I don’t know about you all, but when I’m snowed in and chilly, I like to watch movies set in picturesque, balmy locales and scroll through my camera roll of more tropical vacations. If I were willing to brave the icy roads and stroll through an antique mall, I’d be browsing through postcards from the Caribbean or Pacific Islands or anything with even half a palm tree.
Unfortunately for my piña colada dreams, the Historical & Genealogical Society’s postcard collection only includes pictures of Oceana County. However, what they lack in cabanas they make up for in historic photos of snowbanks as deep as the Grand Canyon.
I think it’s fair to say that most born and bred Michiganders have lived through at least one snowstorm where they can stare into the middle distance as they recollect miles of unending snow. I for one remember how we got a whole extra week off of school following winter break in 2014. With little prompting, my dad will spin a yarn about the infamous “Blizzard of 1978” and the month he had off of school.
If you typed “Michigan snowstorm” in Google, the autocomplete function would populate a variety of years notable for significant blizzards: 1967, 1978, 2014, 2019 and (most ominously) “Michigan snowstorm coming.”

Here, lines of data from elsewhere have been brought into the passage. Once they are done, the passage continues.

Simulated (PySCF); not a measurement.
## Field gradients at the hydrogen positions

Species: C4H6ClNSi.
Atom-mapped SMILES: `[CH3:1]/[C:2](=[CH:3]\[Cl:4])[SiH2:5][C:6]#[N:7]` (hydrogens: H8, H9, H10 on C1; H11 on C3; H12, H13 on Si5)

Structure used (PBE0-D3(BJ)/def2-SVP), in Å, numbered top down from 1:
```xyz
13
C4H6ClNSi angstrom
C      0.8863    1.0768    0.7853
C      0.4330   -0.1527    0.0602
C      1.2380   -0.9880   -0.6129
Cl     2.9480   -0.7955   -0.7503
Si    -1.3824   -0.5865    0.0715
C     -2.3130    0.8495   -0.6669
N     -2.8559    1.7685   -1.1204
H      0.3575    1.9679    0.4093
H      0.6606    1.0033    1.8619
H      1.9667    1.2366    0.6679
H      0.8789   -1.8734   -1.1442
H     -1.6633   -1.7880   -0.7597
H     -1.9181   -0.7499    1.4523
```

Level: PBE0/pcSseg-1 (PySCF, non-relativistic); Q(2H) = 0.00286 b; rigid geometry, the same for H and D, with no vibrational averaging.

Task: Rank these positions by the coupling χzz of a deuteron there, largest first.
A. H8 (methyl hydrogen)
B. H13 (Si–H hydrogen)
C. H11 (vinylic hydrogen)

While perusing the OCH&GS's postcard collection, I found multiple postcards documenting two storms: 1936 and 1918.
The one from 1918 has a photograph that shows the Pere Marquette train traversing through a field of snow, the bank so deep it covers the wheels and lower fourth of the caboose. Looking closer, you’ll notice four engines. Four engines, four coal cars, and one caboose. I’m no train expert myself, but those more locomotively minded than I will note that having multiple engines on a train increases its speed and pulling power. I’d venture a guess that the caboose pictured is not nearly heavy enough to warrant the extra horsepower, but rather the multiple engines paint a picture of how much power was needed to just get the train moving down the track through the ice and snow.
The caption below the photo reads “Worst Snow Storm in Years on P.M.R.R. - Hart - MICH. Jan 15, 1918” along with a photo credit to R.M. Bedell.
Another postcard also utilizes a mode of transportation to convey scale, with the automobile positively dwarfed by the snowbanks crowding either side. Honestly, I am struggling to tell how anyone could get in or out of it with how little leeway is given. I imagine you could easily hop from the crest of one snowbank onto the top of the car and make it to the opposite snowbank with little trouble.
The photo’s caption reads, “Seen on Highway M.46, Mich. Feb. 1936.
February 1936 saw a tremendous snowstorm hit the Midwest, with a northwest gale bringing in 45 mph winds and record low temperatures. In fact, that February is the coldest average on record for the entire contiguous United States. For six consecutive weeks in Western Michigan, the daily highs did not even reach above zero degrees Fahrenheit. Of course, none of this was helped by the lake effect snow, which dumped snow as deep as 10 feet in some places. And of course, the summer of that same year saw the worst heat wave in North America in the 20th century.
And to answer the most important question regarding the 1936 photograph - no, I don’t know what model of car that is. I’ll take a stab in the dark and say it's a 1930-something Ford V8, and I do expect someone to hunt me down to correct me.
Neither of these postcards had been written on, let alone sent through the mail, and while I did find plenty of postcards in the collection with winter scenes that had messages, most of them were postmarked in summer and bragged about all the swimming and fishing the senders were getting up to while on vacation. Lucky ducks.